Training deep neural network models requires a highly tuned system with the right combination of software, drivers, compute, memory, network, and storage resources. Deep learning frameworks like TensorFlow, PyTorch, Caffe, Torch, Theano, and MXNet have contributed to the popularity of deep learning by reducing the effort and skill needed to design, train, and use deep learning models. Fabric for Deep Learning (FfDL, pronounced “fiddle”) provides a consistent way to run these deep learning frameworks as a service on Kubernetes. FfDL uses a microservices architecture to reduce coupling between components, keep each component simple and as stateless as possible, isolate component failures, and allow each component to be developed, tested, deployed, scaled, and upgraded independently.
Animesh Singh, Atin Sood, and Tommy Li share lessons learned while building and using FfDL and demonstrate how to leverage it to execute distributed deep learning training for models written using multiple frameworks, using GPUs and object storage constructs. They then explain how to take models from IBM’s Model Asset Exchange, train them using FfDL, and deploy them on Kubernetes for serving and inferencing.

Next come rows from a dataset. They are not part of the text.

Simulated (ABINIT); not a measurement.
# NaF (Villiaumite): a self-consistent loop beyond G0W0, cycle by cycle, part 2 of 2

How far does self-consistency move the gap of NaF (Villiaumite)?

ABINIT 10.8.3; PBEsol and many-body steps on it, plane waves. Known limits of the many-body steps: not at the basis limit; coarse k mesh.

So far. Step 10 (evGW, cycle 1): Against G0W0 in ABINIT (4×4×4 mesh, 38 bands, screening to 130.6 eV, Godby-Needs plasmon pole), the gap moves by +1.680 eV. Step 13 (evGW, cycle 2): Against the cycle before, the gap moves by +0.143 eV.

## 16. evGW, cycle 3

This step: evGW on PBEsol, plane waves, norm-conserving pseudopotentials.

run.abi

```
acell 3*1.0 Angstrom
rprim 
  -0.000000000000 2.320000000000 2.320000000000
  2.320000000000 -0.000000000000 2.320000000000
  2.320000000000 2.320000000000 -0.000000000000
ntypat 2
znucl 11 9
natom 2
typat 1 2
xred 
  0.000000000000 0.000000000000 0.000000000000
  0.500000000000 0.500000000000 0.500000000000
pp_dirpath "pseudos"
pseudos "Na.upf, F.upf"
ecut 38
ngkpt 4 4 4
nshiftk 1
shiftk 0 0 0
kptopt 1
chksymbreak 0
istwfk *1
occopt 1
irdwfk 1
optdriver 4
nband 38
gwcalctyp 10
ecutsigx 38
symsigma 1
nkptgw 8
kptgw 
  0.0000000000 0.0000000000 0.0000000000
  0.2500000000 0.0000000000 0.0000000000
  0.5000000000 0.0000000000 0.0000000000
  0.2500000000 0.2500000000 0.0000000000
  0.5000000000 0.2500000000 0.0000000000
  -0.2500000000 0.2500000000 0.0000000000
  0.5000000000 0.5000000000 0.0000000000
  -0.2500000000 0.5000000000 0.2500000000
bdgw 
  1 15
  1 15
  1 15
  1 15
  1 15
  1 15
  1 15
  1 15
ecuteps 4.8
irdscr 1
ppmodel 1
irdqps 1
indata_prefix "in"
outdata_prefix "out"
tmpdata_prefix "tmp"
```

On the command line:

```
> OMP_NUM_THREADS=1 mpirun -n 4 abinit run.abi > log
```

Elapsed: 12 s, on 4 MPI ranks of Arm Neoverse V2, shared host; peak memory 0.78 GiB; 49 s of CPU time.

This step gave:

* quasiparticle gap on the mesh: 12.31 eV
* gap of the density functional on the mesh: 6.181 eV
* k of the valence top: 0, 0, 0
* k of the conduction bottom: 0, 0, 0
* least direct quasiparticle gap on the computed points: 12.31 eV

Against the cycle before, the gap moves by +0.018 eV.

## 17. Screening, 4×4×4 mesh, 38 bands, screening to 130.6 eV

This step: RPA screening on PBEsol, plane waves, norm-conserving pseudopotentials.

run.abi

This session is sponsored by IBM.
Animesh Singh is an STSM and lead for IBM Watson and Cloud Platform, where he leads machine learning and deep learning initiatives on IBM Cloud and works with communities and customers to design and implement deep learning, machine learning, and cloud computing frameworks. He has a proven track record of driving design and implementation of private and public cloud solutions from concept to production. In his decade-plus at IBM, Animesh has worked on cutting-edge projects for IBM enterprise customers in the telco, banking, and healthcare Industries, particularly focusing on cloud and virtualization technologies, and led the design and development first IBM public cloud offering.
Atin Sood is a technical lead at IBM’s Watson Studio. For the last 10+ years, Atin has been leading technical teams across IBM focusing on scalable distributed systems and scalable machine learning problems.
Tommy Li is a software developer at IBM focusing on cloud, container, and infrastructure technology. He has worked on various developer journeys, which provide use cases on cloud-computing solutions, such as Kubernetes, microservices, and hybrid cloud deployments. He is passionate about machine learning and big data.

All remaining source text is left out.